Well, I shall admit that finding men and women of stature to take positions in American public life is a problem. I suppose Britney Spears has stature, but having as White House domestic policy adviser a woman with an exposed belly button would be inappropriate, even ridiculous. In the past a president’s chief domestic policy adviser arrived at the position with stature, as Mr. Allen did not. The most famous was, probably, Daniel Patrick Moynihan, who held that position in the Nixon administration early in what was to be Moynihan’s long career in public life. Yet, though he was relatively young when he came to the Nixon administration, he was not without stature. He had already served with distinction in the Johnson administration. Before that as an academic and writer he was already famous for his learned observations about poverty, the black family, welfare reform, and other domestic conditions. When Moynihan moved on the United Nations and then to the Senate, other intellectuals of unquestioned stature were suggested for the office, most notably, Irving Kristol, who was then known as the “godfather” of neoconservatism.
There were in the 1960s and 1970s a lot of relatively young people arriving in government abounding with stature, for instance, Henry Kissinger, George Shultz, and Jeane Kirkpatrick. Outside of public service, in the realm of public thought, there were plenty of intellectuals of stature. Recall if you will William F. Buckley, Jr., John Kenneth Galbraith, or Gore Vidal — my old pal. Who are their equivalents today? Well, yes, there is Britney and I guess Paris Hilton.
I can think of no time in the history of the country when public life was so full of people without stature. The statureless condition exists for Democrats too. Who were the public figures of stature that came in with the Clinton administration? True, eventually there was a young woman about the age of Spears and Hilton, but she actually gained her stature in the administration. When she arrived she was no Pat Moynihan or Henry Kissinger.
Usually when I raise a problem in this column I arrive with the answer in hand. On this matter of stature, however, I am pretty much at a loss. Certainly the intellectual credentials of the people whom either a Republican or a Democratic president might appoint to a government post are as impressive as ever. Yet for some reason even highly credentialed candidates for public service have no stature.

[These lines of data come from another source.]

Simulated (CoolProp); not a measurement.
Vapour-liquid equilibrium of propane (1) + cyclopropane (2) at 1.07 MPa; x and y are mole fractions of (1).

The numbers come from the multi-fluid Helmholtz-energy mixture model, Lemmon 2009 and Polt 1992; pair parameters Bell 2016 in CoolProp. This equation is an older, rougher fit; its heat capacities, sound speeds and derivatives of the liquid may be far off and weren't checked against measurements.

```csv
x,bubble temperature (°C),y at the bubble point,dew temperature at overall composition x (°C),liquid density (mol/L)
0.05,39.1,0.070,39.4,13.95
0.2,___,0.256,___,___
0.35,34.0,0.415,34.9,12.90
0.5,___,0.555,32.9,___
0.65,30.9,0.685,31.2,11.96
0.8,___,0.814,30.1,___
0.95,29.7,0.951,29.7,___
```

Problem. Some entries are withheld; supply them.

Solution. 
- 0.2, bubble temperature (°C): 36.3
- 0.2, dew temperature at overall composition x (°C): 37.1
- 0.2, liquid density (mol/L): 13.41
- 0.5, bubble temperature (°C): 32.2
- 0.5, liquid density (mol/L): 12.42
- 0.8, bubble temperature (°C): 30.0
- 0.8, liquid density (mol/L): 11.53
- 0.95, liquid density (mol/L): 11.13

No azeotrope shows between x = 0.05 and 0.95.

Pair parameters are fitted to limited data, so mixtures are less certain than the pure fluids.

The other day, I put this question to Henry Manne, an accomplished economist now in retirement who has been a major figure in economic study for several decades. He too was at a loss. Yet he did venture this thought. The economists who gained stature in the past, for instance Milton Friedman and George Stigler, gained their eminence because they solved big problems. There do not seem to be many such big problems to solve nowadays. This might also explain the lack of stature among Moynihan’s successors in the social sciences. The serious problems that social scientists tangled with from the 1930s through the 1970s are now sufficiently ameliorated; for instance what was once called “urban decay,” for instance racism and extreme poverty.
That leaves us with the question of why yesteryear’s public thinkers of stature have not been replaced. I am sure that amongst the liberal brethren there are many who are perfectly content that Michael Moore and Al Franken are liberal intellectuals comparable to Galbraith and Vidal, and possibly in some ways they are. Yet who from the right is the equivalent in terms of stature of Buckley? Is it one of our radio talk hosts? Not even Rush would make such a claim. I would welcome your thoughts. Why do public servants and public thinkers not attract the esteem they had in earlier eras?